Mr. DAVID RABIE: Very hard, you know, very hard to do anything. You can't find a job. You can't -- very hard living.
LAWTON: The family struggled for years, and reluctantly decided to return to the U.S. last January.
Mr. RABIE: We don't like to leave, but we know we have to leave. Like, you know, you don't want to do it, but you have to do it.
LAWTON: The Rabies still hope to return someday. In the meantime, from the U.S., they try to support the Christian community they left behind.
The Christian hemorrhage has been less in Israel proper, where Arab Christians are Israeli citizens. But here, too, church leaders say their community is dwindling, often squeezed between the Jewish state and their fellow Palestinians who are Muslims.

Rev. CHACOUR: We have no political power. We have very little influence as far as lobbying for our rights. The Christians in the Holy Land, they would like to see, to feel a little bit more at home.
LAWTON: The government of Israel concedes there are some inequities for its non-Jewish citizens, particularly in social services. But officials insist things are improving.
Mr. URI MOR (Israeli Ministry for Religious Affairs): And, of course, the expectations are very high, and you have to compare the situation of the Christians, how they lived in '48 and how they live now.
LAWTON: Many churches are developing new projects in an attempt to stem the immigration tide. The Latin Patriarchate, the Roman Catholic Church, is emphasizing education. An energetic young priest, Father Emil Salayta, directs the church's educational programs from his own school in Bir Zeit. Salayta's school has both Christians and Muslims, and it's the only one in the Arab West Bank that teaches Hebrew as a way to promote reconciliation between Palestinians and Israelis.

Reverend EMIL SALAYTA (Latin Patriarchate, Bir Zeit): Education is one of the main means for us to go ahead with our mission, because this is where we prepare the future of the church. But what we can do is prepare a different quality of Christians, you know, aware of their identity as Christians, well educated and with a mission within their own society.
LAWTON: In Bir Zeit, the church has also begun work on the Living Stones Housing Project, a $3 million effort to provide apartments and jobs for local Christians. Church leaders are also developing the Holy Land Christian Ecumenical Foundation, with offices in the U.S., in hopes of getting western support.

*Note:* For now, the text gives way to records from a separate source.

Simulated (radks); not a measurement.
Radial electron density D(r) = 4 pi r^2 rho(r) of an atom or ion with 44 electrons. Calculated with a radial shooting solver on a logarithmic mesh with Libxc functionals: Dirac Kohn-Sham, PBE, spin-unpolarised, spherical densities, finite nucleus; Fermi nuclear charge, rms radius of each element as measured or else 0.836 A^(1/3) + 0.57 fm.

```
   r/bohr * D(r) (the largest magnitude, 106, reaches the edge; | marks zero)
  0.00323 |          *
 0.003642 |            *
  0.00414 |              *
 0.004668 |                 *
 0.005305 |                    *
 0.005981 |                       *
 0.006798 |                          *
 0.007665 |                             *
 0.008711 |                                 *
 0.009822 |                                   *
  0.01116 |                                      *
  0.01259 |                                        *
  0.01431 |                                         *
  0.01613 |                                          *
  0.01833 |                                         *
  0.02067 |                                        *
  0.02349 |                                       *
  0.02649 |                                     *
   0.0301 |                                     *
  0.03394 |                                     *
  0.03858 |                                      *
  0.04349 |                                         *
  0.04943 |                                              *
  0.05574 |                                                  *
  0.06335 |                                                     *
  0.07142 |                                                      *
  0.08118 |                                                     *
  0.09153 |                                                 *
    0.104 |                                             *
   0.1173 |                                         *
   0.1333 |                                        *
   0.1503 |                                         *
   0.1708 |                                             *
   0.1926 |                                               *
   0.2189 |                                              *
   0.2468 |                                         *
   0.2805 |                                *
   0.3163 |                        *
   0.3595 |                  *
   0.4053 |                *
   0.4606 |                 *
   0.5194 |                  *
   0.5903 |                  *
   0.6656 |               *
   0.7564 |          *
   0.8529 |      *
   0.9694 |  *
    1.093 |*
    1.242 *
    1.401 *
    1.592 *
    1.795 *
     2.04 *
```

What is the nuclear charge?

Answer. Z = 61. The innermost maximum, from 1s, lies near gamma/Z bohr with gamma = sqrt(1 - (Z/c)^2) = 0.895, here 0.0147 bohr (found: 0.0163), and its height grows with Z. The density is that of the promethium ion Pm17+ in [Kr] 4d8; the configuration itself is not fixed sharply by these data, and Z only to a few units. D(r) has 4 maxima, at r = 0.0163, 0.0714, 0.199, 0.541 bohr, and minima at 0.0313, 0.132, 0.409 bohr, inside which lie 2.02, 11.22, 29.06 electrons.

Rev. RAHEB: We think that, you know, that message of glory to God in the highest and peace on Earth, goodwill to men, which was heard 2,000 years ago, should continue to be heard in Palestine also in the next century.
LAWTON: They believe it's vital Christianity remains an active, living faith in the land where it began, not just as a reminder of the past, but as a voice for peace and reconciliation in the future. I'm Kim Lawton in Sephar-Om, Israel.